If Macbeth’s a human (like I am), wouldn’t it be awful to kill someone who’s done nothing to deserve it. I believe that is in my nature and killing someone would be against my nature. Sometimes I spontaneously feel extraordinarily violent towards bike thieves or taggers (They tagged Repercussion Theatre’s 20ft truck! – and I said out loud ‘if I had a gun’) of course I wouldn’t kill someone for spray painting – but maybe if I was under a lot of stress or followed that impulse in a moment, maybe, maybe, maybe I would. Macbeth has a lot of time to think about this. Hey Shakespeare gives him a lot of time to try to convince himself not to do it.
I know so much about Macbeth and yet I know nothing.

From almost the first moment in the play Macbeth fights against what he senses is almost inevitable. He’s afraid of the feeling it stirs up in him: ‘Shakes so my single state of man’. 

Imagination. Macbeth has an awesome imagination. I get that: wouldn't it be great to be the Artistic Director of Repercussion Theatre, then I could do this and this and this. I get the job and now I'm doing that that that. No regrets but it not what I expected and I'm nowhere near as excitable as I was when I started.

I know so much about Macbeth and yet I know nothing. Everything I’ve ever heard has to be treated as an assumption, a red flag. It needs to be realized and I have to get underneath it to understand. Example… if we choose to make Macbeth and Lady Macbeth a highly charged sexual relationship, what does that mean? That we want to have sex all the time. Okay. I tried that and that doesn’t work for me. Why does Macbeth need Lady Macbeth? What kind of sex do they have that propels them to kill the king. I think the root is in Macbeth’s desperate need to be comforted by Lady Macbeth. She’s able to comfort him, console him into killing Duncan. She’s the capable one, he needs her help. 

Little thing that become big things.

Manliness. People talk about it being a play about manly ambition. What does that mean? If this play is set in a modern context, what is manly in a modern context? How does it relate to this play? I guess, if set in the period and including swords and warriors, I could just don the character but not in this production.
How does a story about kings and witches relate to today’s world? We don’t live a world rooted in the belief of God so there’s no hierarchy like what existed in Shakespeare’s time. There is no mysterious and all powerful God, or heaven and hell, to hold people accountable.

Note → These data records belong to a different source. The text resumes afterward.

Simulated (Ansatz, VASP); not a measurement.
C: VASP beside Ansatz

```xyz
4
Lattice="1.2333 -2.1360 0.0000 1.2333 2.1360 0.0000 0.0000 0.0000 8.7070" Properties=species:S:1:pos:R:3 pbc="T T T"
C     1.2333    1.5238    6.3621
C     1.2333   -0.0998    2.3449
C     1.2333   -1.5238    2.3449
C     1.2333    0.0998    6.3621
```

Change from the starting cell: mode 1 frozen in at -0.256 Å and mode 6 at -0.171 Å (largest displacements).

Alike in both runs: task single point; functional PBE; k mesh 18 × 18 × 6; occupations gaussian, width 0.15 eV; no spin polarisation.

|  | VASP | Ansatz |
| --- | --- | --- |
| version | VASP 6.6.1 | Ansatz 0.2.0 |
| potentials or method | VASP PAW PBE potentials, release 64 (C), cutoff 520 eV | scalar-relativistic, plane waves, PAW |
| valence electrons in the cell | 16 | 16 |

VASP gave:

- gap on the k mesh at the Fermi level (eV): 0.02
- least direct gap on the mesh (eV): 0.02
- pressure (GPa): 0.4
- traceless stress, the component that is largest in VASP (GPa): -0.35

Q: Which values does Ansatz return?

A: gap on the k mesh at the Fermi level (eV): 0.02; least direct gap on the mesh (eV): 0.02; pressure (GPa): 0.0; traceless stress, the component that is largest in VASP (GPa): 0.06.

10 days from performances and we’ve decided to change to thrust blocking.

There is no God. I don’t actually believe that, but I can’t expect our audience to collectively gasp at Macbeth’s actions because he’s risking eternal damnation. They are not going to watch this play and think, ‘Don’t listen to the witches. They are the devil’s messengers.’ That’s presumably what Shakespeare’s audience would’ve done. The consequences of Macbeth’s actions, to them, would be ultimately accountable to God, or more specifically, eternal damnation.

Why did Arianna cry when Macbeth died? Why did it make me cry?

Lady Macbeth goes crazy. She doesn’t pay attention or isn’t affected by things like murder, blood, horror. Everything that we ‘deem’ not good but could easily look at and say it means nothing, if we chose to be callous. Macbeth doesn’t do that. He feels it and then aspires to be as cold and strong as someone who doesn’t. Is that why Lady Macbeth looses her mind? How does Macbeth loose his mind? 

I actually believe that modern witches are television commercials. They point out to us what we don’t have and spark a desire for those things. That’s, quite simply, what the witches do to Macbeth.  If I get this one thing more then I will be happy. The witches promise Macbeth happiness.

Montreal heat wave during outdoor rehearsals. 42 hours in the hottest sunniest weather Montreal's had since I joined Repercussion Theatre. Hope it lasts through the rest of the summer and then we can enjoy gorgeous summer nights in the park.

Why did Arianna cry when Macbeth died? Why did it make me cry?
Uuuhm... now that I think of it, I have no ambition to play Macbeth. Where did I get that crazy idea.

Verse and iambic pentameter are usually so helpful, but in this play in particular it’s very inconsistent. I’ve decided that it’s not accidental and that every broken verse line or seeming incorrect stress needs to be acknowledged and played very specifically if I want to understand Macbeth’s journey. (i.e. – by THE worst MEANS the WORST, for MINE own GOOD – So… I’m supposed to stress the word the? Okay I’ll try it…

Arianna Bardesono, our director, compared Macbeth becoming king to the modern sensibility that everyone can be anything in an instant, without the time and extraordinary dedication and hard work that the world used to insist on.